Re: [PATCH v4 00/14] Implement call_rcu_lazy() and miscellaneous fixes

From: Frederic Weisbecker
Date: Tue Aug 30 2022 - 12:03:28 EST


On Tue, Aug 30, 2022 at 04:43:43AM -0700, Paul E. McKenney wrote:
> On Tue, Aug 30, 2022 at 12:53:24PM +0200, Frederic Weisbecker wrote:
> > On Mon, Aug 29, 2022 at 01:42:02PM -0700, Paul E. McKenney wrote:
> > > On Mon, Aug 29, 2022 at 04:36:40PM -0400, Joel Fernandes wrote:
> > > > On Mon, Aug 29, 2022 at 3:46 PM Frederic Weisbecker <frederic@xxxxxxxxxx> wrote:
> > > > > On Mon, Aug 29, 2022 at 12:45:40PM -0400, Joel Fernandes wrote:
> > > > > > On 8/29/2022 9:40 AM, Frederic Weisbecker wrote:
> > >
> > > [ . . . ]
> > >
> > > > > > > 2) NOCB implies performance issues.
> > > > > >
> > > > > > Which kinds of? There is slightly worse boot times, but I'm guessing that's do
> > > > > > with the extra scheduling overhead of the extra threads which is usually not a
> > > > > > problem except that RCU is used in the critical path of boot up (on ChromeOS).
> > > > >
> > > > > I never measured it myself but executing callbacks on another CPUs, with
> > > > > context switches and locking can only involve significant performance issues if callbacks
> > > > > are frequent. So it's a tradeoff between power and performance.
> > > >
> > > > In my testing of benchmarks on real systems with 8-16 CPUs, the
> > > > performance hit is down in the noise. It is possible though that maybe
> > > > one can write a non-realistic synthetic test to force the performance
> > > > issues, but I've not seen it in the real world. Maybe on
> > > > networking-heavy servers with lots of cores, you'll see it but their
> > > > batteries if any would be pretty big :-).
> > >
> > > To Frederic's point, if you have enough servers, even a 1% decrease in
> > > power consumption is a very big deal. ;-)
> >
> > The world has enough servers, for that matters ;-)
>
> True enough! Now you need only demonstrate that call_rcu_lazy() for
> !rcu_nocbs servers would actually deliver that 1%. ;-)

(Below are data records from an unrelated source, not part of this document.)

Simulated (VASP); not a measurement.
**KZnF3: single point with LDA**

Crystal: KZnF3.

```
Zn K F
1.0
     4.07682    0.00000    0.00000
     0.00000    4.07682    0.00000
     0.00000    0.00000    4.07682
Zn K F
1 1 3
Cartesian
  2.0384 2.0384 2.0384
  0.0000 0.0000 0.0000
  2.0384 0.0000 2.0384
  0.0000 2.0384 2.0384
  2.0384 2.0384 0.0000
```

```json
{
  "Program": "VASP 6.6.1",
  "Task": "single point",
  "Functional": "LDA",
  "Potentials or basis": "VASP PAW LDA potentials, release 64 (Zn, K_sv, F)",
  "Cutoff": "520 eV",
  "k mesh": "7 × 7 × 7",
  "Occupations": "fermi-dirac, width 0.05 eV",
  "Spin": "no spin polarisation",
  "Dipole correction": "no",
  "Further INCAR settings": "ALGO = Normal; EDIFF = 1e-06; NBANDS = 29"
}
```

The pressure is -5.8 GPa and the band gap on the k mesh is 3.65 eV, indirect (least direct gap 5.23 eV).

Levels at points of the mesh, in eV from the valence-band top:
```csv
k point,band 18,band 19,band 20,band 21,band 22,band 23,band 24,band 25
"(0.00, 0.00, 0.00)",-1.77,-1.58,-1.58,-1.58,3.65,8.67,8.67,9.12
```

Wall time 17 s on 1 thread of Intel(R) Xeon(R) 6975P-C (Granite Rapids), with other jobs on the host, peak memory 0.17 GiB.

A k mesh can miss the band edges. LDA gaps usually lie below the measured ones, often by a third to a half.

Well, !rcu_nocbs is not only used by server but also by pretty much
everything else, except android IIUC. I can't really measure the whole
world but I don't see how the idleness of a server/router/desktop/embedded/rt/hpc
device differs from the idleness of an android device.

But ok I'll try to measure that.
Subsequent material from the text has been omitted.